Sep 8, 2016

Theosophy and the Mystery of Trust

A Movement or Nation Can Only Survive
If It Has This Basic Quality at Its Foundation

John Garrigues



One of the most sacred words in the English language is “Trust” - a winged messenger from soul to soul. Trust is an innate quality and not an empty abstraction. It is spontaneous in expression, else it is not Trust.

The highest expression of trust is that between true Teacher and earnest learner; the next highest, that between learners of that same true Teacher. Then there is the trust, sublime indeed, vested in the mother by the incarnating Ego; when permitted to expand this is a trust which will encompass the whole immediate family and extend in the progress of time to neighbor, to community, to state and  nation and thus to the world. Upon reflection it becomes evident that no action would be instituted by beings, were it not for an underlying, spontaneous trusting that “Life sustains all forms requiring life”.

Can a nation survive which has not this basic quality as foundation? The answer must be in the negative, well attested and corroborated by history. The same sad results accrue where there is not spontaneous and sustained trust between nations or between individuals: a rupture of friendship and a separative basis becomes the rule. The history of the past affords valuable enough criterion, but for the student of Theosophy there is abundant, immediate history yielding lessons of the greatest import on the principle and application of Trust.

The teacher, H. P. Blavatsky, came into a distrusting and a mistrusting world carrying a Message of Trust from Those whom she trusted and who trusted her. Her life and work bear witness to the fact that H.P.B. also trusted in humanity, in her own power to teach and in humanity’s power to learn; therefore, her Great Sacrifice. Humanity in the mass failed to trust her, as is well known by the few students of the philosophy she brought.

If Trust is innate, why does it lack expression? This is not an unsolvable mystery, for Man has the self-conscious power to choose - a power used for untold centuries to place trust in anything and everything outside the man himself. Mankind in its infancy and periodically thereafter was instructed as to “right behaviour” by those Elders Brothers of the race who themselves reached their high estate through observation and experience, and who in their turn had been helped in their progress by still other Elder Brothers of a Line which reaches back and yet further back into the night of time.

The Path of self-induced and self-devised exertion being thus plainly marked, mankind has had to make efforts on its own account, else no lesson would be truly learned. It was, then, in efforts at application where failures occurred; with failures came a gradual loss of the sense of individual responsibility; concurrent with this loss came some to set up claims as teachers and guides. Trust in this manner misplaced, there sprang up ideas of personal gods, formal religions, vicarious atonements and in time the reign of the doctrine of irresponsibility. But even these evils besetting man - brought on by himself - come to the end of their cycle.

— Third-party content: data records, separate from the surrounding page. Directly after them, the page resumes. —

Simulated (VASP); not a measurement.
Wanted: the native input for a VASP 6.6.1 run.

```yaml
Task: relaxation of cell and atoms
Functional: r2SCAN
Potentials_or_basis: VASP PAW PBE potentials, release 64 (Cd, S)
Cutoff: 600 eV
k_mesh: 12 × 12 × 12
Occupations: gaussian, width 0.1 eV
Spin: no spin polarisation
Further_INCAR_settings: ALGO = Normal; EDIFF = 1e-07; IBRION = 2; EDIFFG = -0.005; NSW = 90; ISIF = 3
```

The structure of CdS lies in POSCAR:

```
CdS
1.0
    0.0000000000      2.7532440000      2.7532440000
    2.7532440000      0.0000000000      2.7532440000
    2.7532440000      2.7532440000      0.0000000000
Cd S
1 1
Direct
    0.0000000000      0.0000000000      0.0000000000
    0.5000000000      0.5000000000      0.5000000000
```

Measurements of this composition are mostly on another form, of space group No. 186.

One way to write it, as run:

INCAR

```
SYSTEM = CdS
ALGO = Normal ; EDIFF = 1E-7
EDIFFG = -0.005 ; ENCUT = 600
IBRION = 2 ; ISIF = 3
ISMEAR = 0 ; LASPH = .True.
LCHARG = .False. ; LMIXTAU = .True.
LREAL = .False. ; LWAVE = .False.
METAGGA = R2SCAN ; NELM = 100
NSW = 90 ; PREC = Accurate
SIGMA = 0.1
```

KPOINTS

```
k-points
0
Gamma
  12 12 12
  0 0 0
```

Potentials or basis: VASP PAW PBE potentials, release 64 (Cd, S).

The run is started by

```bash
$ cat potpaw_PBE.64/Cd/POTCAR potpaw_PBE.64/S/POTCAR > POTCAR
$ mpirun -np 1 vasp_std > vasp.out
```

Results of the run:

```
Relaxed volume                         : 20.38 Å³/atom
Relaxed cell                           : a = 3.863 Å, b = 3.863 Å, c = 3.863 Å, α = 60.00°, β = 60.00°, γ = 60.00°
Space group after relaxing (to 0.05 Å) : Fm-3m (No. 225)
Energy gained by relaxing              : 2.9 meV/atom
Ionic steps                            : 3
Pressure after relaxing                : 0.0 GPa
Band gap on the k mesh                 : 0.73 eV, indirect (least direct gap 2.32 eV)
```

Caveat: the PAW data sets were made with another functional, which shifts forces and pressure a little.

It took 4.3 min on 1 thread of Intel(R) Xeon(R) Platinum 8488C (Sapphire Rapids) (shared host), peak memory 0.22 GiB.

It was at the closing of such a cycle that H.P.B. struck a fresh key-note for a better and brighter era. She knew the time as a transition period in the history of man, when every system of thought, science, religion, government, and society was changing; that such a period lends itself to the promulgation of true ideas, but also opens the door to abuses of every description, especially of those who volunteer to direct the newly-shaping current of thought into constructive channels. Distrust and mistrust become equally powerful forces with Trust. But, just as in the case of those few brave souls who risked all to establish this Republic [the United States of America], so H.P.B. found a few volunteers to help found and foster the theosophical movement once more in the world of men. She found a very few who trusted her, and who kept alive the Movement she started. There are more now than in her time to carry on, but not too many as yet! It is evident that the spontaneous Trust does not yet find expression as it ought, after more than fifty years. [1]

William Q. Judge, who trusted H.P.B., and whom she trusted, once quoted some words to arouse that Trust innate in the heart of everyone who reads them:

“We appeal therefore, to all who wish to raise themselves and their fellow creatures - man and beast - out of the thoughtless jog-trot of selfish everyday life. It is not thought that Utopia can be established in a day: but through the spreading of the idea of Universal Brotherhood, the truth in all things may be discovered.  What is wanted is true knowledge of the spiritual condition of man, his aim and destiny. Such a study leads us to accept the utterance of Prajapati to his sons: ‘Be restrained, be liberal, be merciful’, it is the death of selfishness.” [2]

And Robert Crosbie, who founded the United Lodge of Theosophists in Trust to the Teachers, said: “… To me it seems that ‘trust’ is the bond that binds, that makes the strength of the Movement, for it is of the heart.”

NOTES:

[1] The theosophical movement was founded in 1875.  The present article was first published in 1934. (CCA)

[2] Garrigues is quoting an article entitled “The Path”. See “Theosophical Articles”, W. Q. Judge, Theosophy Co., Los Angeles, Vol. II, p. 572. (CCA)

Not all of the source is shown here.